|Doesn't this look like the set-up of a bad joke?|
I have never been a fan of CBS' Two and Half Men. It's a comedy show predicated on canned laughter, stereotyped performances, and cliched, inneundo-heavy banter between its stars.
It's also the most popular sitcom in America (Modern Family is not a sitcom), averaging about 13.5 million viewers a week.
In Todd Phillip's follow-up to The Hangover, Due Date, Ethan Tremblay (Zach Galifinakis) is a wide-eyed, pot-smoking, dense clod who runs a Two and a Half Men website called www.itsrainingtwoandahalfmen.com. It's this TV show that gives him inspiration to go to Hollywood and try to get his big break in the movie industry. While Ethan's character is, for the most part, compelling and original, unfortunately the material Phillip's and his three other writers provided him is about as unique as a plot of Ethan's favorite show.
The film stars Robert Downey, Jr. as Peter Highman (thanks to Meet the Parents, comedy filmmakers are now trying to find the punniest names possible -- what's next: Johnny Cocksucker?). Peter is on his way home to L.A. because his wife is scheduled to have a C-section later in the week and he can't miss the birth of his first child. Unfortunately for Peter, at the airport he encounters Ethan, to whom danger, destruction, and all its brethren are attracted. Due to Ethan's use of the words "bomb" and "terrorist," they are both kicked off their flight and placed on a no-fly list. This, of course, means, they are now stuck together on a road trip from Georgia to California for the next few days.
Cue mapcap scenes involving waffle houses, car wrecks, uncomfortable questions, pot smoking and masturbating dogs.

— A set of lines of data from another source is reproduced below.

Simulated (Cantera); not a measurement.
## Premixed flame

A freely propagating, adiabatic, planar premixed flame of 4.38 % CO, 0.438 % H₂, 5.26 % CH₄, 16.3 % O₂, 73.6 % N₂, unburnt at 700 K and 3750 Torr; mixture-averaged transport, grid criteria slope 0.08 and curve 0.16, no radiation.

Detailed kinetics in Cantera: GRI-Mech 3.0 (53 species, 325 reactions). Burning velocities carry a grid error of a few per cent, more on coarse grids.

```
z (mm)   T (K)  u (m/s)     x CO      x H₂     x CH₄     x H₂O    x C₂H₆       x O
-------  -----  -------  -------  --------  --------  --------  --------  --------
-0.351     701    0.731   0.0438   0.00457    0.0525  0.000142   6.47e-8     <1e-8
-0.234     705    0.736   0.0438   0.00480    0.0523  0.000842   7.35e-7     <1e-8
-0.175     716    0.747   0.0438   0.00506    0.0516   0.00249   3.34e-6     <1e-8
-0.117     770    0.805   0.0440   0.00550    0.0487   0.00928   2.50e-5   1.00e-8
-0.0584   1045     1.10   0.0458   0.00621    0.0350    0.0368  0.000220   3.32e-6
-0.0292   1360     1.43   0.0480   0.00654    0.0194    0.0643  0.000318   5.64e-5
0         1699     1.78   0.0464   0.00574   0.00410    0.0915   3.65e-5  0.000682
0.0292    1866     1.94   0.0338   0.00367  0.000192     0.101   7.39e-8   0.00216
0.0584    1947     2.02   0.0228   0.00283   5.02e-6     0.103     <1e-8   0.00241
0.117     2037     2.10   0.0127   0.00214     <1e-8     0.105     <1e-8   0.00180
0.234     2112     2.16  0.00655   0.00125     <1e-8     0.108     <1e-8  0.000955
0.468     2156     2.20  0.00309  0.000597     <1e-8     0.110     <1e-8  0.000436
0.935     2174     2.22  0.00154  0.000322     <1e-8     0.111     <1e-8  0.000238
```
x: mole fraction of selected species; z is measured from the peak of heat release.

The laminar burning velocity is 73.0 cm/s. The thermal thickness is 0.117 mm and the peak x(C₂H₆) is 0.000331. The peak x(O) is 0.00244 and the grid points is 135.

Downey, Jr. and Galifinakis do everything they possibly can, getting the most "mileage" out of the weak material, and almost making it work. If it weren't for the heavy-handed bromance scenes near the end of the movie, the comedy may have had the darker tone it could have used to separate itself from better road trip comedies like Planes, Trains and Automobiles.
I get the joke that Ethan's love of Two and Half Men is supposed to show how clueless he is, but when the film's writing is about as stale as that sitcom's, it's hard not to miss the irony.